Yet it did not seem as if the danger of a Gothic siege was very close at hand. Witigis remained at Ravenna; and Belisarius ventured to send out detachments of his little army to conquer the province of Tuscany. One of his officers, Bessa the Goth, captured the rock fortress of Narni. Another, named Constantine, marched still further away, and occupied, without resistance from the inhabitants, the cities of Spoleto and Perugia. When Witigis learned that the emperor's troops were in possession of the latter place, nearly half way to Ravenna from Rome, he sent a body of soldiers, under two leaders named Hunila and Pitza, to try to recapture the city. The Goths far outnumbered the soldiers of Constantine, but the battle was long undecided. But in the end the Goths fled in confusion, hotly pursued by the Romans, who left few alive to tell the tale of their defeat. Hunila and Pitza were taken prisoners, and sent at once to Belisarius.

After this disaster, Witigis saw that he must no longer remain inactive. His preparations were not so complete as he had wished, for the soldiers recalled from Gaul had not yet arrived. But even without these, the army which he had collected in the camp at Ravenna numbered 150,000 men, "nearly every one of whom wore a breastplate of steel." With this immense host King Witigis set out along the Flaminian Way, to lay siege to the city which was held by the little garrison of Belisarius.
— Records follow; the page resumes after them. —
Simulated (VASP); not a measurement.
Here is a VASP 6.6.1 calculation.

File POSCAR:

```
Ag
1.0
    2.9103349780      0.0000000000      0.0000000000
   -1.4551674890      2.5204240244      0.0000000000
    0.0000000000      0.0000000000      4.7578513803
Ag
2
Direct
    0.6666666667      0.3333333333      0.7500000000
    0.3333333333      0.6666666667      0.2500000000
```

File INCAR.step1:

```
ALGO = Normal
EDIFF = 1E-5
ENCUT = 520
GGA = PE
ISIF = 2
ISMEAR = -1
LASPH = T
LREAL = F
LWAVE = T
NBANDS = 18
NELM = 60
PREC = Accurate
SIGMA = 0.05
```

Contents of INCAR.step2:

The king did not stop to attempt the recovery of the captured towns, but hurried forward without pause, eager to stand as soon as possible before the walls of Rome. From time to time the army met with parties of country people who had been turned out of Rome as "useless mouths," and were returning to their northern homes; and as they told how heavily the city was burdened by the presence of the imperial army, Witigis bitterly reproached his own folly in abandoning his capital. Still, he thought that if he could only get Belisarius shut up within the walls his victory was secure. His great anxiety was lest when he arrived at his journey's end he should find that the bird had flown. "Is Belisarius still in Rome?" was the question he impatiently asked of a priest who had left the city a day or two before. "Never fear for that," said the priest with a laugh; "there is not much likelihood of his running away." Perhaps the priest thought that Witigis had more reason to dread Belisarius's remaining where he was than his escape.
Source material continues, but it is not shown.